Another great speaker at the Doors of Perception conference was Jimmy Wales from Wikipedia. All you worldchanging readers are familiar with it, but if anyone doubts its success at making the sum of all human knowledge freely available, consider that Wikipedia has more entries than the Encyclopedia Britannica and Encarta combined (almost double Encyc. Britannica), and that’s just in English. In all languages, they expect to reach a terabyte of information in another year. Obviously that’s still not ALL human knowledge, but better than any one other source. And what about success in terms of popularity? They only get about 20% fewer hits than the New York Times, and expect to exceed it by next year. And yet, it’s an all-volunteer organization. Questions of the encyclopedia’s quality are more subjective, but hey, if you think an entry is bad, you can change it.

So how has Wikipedia become a success where other open-source knowledge bases (and proprietary knowledge-bases within companies) fail?

According to Wales, it’s not primarily a technological innovation, but a social & design innovation. Its elements:

  • 100% free software and content: everyone has the freedom to copy, modify, redistribute, and redistribute modified versions of it and its content.
  • Neutrality as bedrock principle (skirting philosophical issue of Objective Truth, just getting people to agree that what’s written tells a fair story)
  • Software design which reflects needs of users and has good quality-control features
  • Security not through user access permissions, but through vigilant users who clean stuff up after vandalism, and easy ways to see when things have been changed.
  • No set structure of governance--consensus, democracy, aristocracy by reputation, and occasionally a monarchy of Jim are all used to decide issues or settle disputes. They are flexible about the process, because they care more about the results than the process.

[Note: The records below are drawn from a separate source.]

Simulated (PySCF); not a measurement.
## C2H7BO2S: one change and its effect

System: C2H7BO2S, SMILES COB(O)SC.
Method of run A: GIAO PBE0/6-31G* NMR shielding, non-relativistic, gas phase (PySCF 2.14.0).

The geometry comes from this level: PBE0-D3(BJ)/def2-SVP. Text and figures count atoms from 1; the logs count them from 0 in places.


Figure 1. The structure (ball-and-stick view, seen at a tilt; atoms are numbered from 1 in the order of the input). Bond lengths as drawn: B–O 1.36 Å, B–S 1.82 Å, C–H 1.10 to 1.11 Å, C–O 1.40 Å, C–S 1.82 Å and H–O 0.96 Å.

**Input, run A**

  • He reinforced the vaguely-known wisdom that motivated people will collaborate with whatever tools they have. The thing that makes a thriving system is the project--the best tools in the world will not save a project whose people lack motivation, and most of what the system needs to do is get out of people’s way (this is true of physical offices as well, subdividing meeting rooms into different units by function would be a disaster). Talking to him later, he says that there are in fact a lot of subtle details in the design of Wikipedia’s interface that also make it easier for people to do what they want, but these details are probably the sort of thing that vary from project to project, so there may not be a one-wiki-software-fits-all model. It’s more important to be responsive to what the participants (they’re not just users, remember) need.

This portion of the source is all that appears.